General tip: if you have two levels of nesting, avoid using single quotes in the inner command, and use single quotes around the outer command.
Additional tip: don't use backticks - `…`
- to execute code, instead use $(…)
around it. Dollar-parentheses is pretty much DWIM('Do what I mean') when it comes to nested quotes; backquotes have arcane, shell-dependent rules.
watch -n 3 'for x in $(my_command | grep keyword | cut -d" " -f1); do command2 "rusage[mem=7000]" "$x"; done'
If you need single quotes inside a single-quoted command, you can use '\''
. Think of these four characters as the way to quote a single quote inside single quotes, though technically speaking this is constructed as end the single-quoted string, append a literal single quote, and start a new single-quoted string (still appended to the current word).
For more complex cases, either painstakingly count the quotes, or define temporary variables.
cmd='for x in $(my_command | grep keyword | cut -d" " -f1); do command2 "rusage[mem=7000]" "$x"; done'
watch_cmd='watch -n 3 "$cmd"'
This answer isn't specific to zsh. Zsh doesn't bring anything major here. You can save a bit of quoting because there's no need for double quotes around command substitutions, and sometimes there are ways to use built-ins rather than external commands which reduce the quoting needs, but the underlying issues are the same as in other shells.

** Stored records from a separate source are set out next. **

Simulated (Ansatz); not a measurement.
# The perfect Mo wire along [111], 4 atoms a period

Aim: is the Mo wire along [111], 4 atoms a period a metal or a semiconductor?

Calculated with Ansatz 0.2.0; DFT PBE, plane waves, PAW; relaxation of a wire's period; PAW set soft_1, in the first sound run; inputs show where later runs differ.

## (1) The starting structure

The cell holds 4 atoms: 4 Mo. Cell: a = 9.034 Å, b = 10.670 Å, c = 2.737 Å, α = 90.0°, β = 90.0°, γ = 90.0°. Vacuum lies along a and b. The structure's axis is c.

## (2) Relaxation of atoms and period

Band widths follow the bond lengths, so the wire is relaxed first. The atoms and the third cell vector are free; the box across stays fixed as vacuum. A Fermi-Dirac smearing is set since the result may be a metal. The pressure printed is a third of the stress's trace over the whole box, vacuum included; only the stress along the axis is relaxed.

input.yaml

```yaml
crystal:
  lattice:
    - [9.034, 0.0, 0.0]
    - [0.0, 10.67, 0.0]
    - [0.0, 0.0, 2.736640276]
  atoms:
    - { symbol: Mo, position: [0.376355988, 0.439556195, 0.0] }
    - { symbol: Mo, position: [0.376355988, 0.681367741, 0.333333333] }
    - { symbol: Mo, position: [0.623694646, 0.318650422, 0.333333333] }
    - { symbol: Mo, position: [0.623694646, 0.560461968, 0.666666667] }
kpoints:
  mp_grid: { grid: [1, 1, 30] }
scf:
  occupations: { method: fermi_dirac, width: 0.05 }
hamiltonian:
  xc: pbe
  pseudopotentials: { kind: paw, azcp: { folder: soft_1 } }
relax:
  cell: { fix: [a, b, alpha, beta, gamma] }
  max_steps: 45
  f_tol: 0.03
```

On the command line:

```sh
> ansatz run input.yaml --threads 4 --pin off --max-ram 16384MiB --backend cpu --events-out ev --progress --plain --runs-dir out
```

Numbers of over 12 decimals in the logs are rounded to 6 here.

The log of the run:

Oh, and by the way, note that watch
will execute your command in sh
, not in zsh. If you want to execute the command in zsh, you need to run
watch -n 3 -x zsh -c "$cmd"
on Debian/Ubuntu, and
export cmd
watch -n 3 'exec zsh -c "$cmd"'
(even more quoting!) elsewhere.
You are correct: globbing doesn't work in either single- or double-quotes. However, you can interpolate globbing with double-quoted strings:
$ echo "hello world" *.sh "goodbye world"
hello world [list of files] goodbye world
Best Answer
Single quotes are simple quotes, with a single standard: every character is literal.
Double quotes have a double standard: some characters are literal, others are still interpreted unless there's a backslash before them.
Single quotes work alone: backslash inside single quotes is not special.
Double quotes pair up with backslash: backslash inside double quotes makes the next character non-special.